It's easy to make a dual-boot. Resize the NTFS partition, and then install Linux into the empty space. GRUB or LILO will then install into the MBR, and presto, dual-boot!
The thing that I hate about XP versus Windows 2000 (and earlier, I believe) is that XP seems to deliberately clobber the MBR. For example, if I install Linux (and GRUB or LILO), then install XP afterwards, GRUB/LILO is gone, I have to use a boot-disk to get back into Linux. This pisses me off to no end.
As for those images... If you get Windows 2000 or Windows XP images, you've almost got a full-bootable copy. The image for my laptop was made with (I think) DriveImage, and I was able to get an evaulation copy of it, and it allowed me to extract the i386 (CABs) directory. From there, I just had to borrow a few files (like setup.exe, etc.) from a friends' XP installation CD (which indicently came with a Dell laptop he bought), and make it bootable according to Bink's pageOf course, not knowing fully about how Windows XP's activation works, I didn't want to just make a copy of his XP install CD, in case it was keyed for a Dell laptop. And, just in case, it somehow cut him off. :)
-- Joe
The Knoppix CD has QTparted. This is a great GUI wrapper for various tools to partition and resise partitions. You can even shrink NTFS partitions. The Knoppix CD boots to Linux without doing anything to the hard drive. It is great. Free download of ISO image is available.
/boot partition.)
You can also use the Knoppix CD to install Debian Unstable to the hard drive. 2 warnings:
1) It will put LiLo on the MBR. ( I prefer to put it on the boot record of the
2) After hard drive intall it will first boot with KDE in German! It is hard to find the right GUIs to get it into English. There are instructions on the internet on how to find these GUIs.

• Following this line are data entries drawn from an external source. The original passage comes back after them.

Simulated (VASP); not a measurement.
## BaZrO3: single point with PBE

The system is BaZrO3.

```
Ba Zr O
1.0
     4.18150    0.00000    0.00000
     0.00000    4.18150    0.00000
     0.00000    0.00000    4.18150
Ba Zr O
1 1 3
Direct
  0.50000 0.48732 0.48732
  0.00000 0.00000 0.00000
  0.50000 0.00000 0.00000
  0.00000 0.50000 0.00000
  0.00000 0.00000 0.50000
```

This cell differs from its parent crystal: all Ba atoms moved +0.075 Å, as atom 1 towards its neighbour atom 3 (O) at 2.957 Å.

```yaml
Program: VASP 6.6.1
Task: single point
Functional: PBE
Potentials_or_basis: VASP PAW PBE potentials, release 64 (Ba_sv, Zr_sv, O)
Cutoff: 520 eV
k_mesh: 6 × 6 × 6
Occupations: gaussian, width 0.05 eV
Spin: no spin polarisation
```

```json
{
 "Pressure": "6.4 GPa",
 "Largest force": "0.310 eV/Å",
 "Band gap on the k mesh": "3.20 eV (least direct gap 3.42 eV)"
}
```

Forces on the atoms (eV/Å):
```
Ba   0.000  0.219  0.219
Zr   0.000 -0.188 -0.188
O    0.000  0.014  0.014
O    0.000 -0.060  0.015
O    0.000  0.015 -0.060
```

Religion is the main cause of atheism.
Because it works like this...
1. Boot machine for first time with DVD in drive. It boots from DVD.
2. Agree to be Bill Gates' towel boy, click "okay"
3. System them uses Windows equivalent of "dd" to copy image from DVD to hard drive, overwriting anything on the drive.
What you'd end up having to do is install Win first, then resize the partition and install Linux afterwards.
If you have to reinstall Windows, it'll kill your existing Linux partition because it will overwrite the drive with its image.
Learning HOW to think is more important than learning WHAT to think.
I have a Toshiba laptop with the same recovery disks (3 CD's instead of the DVD, but the same concept).
It was a bit of a pain at first, as I did have to buy System Commander (which is very cool as a boot-loader and as a utility) to get around this. Since the install image is NTFS you'll need Partition magic 7 or 8 or SC7. Not sure if there is a freeware utility to munge NTFS partitions.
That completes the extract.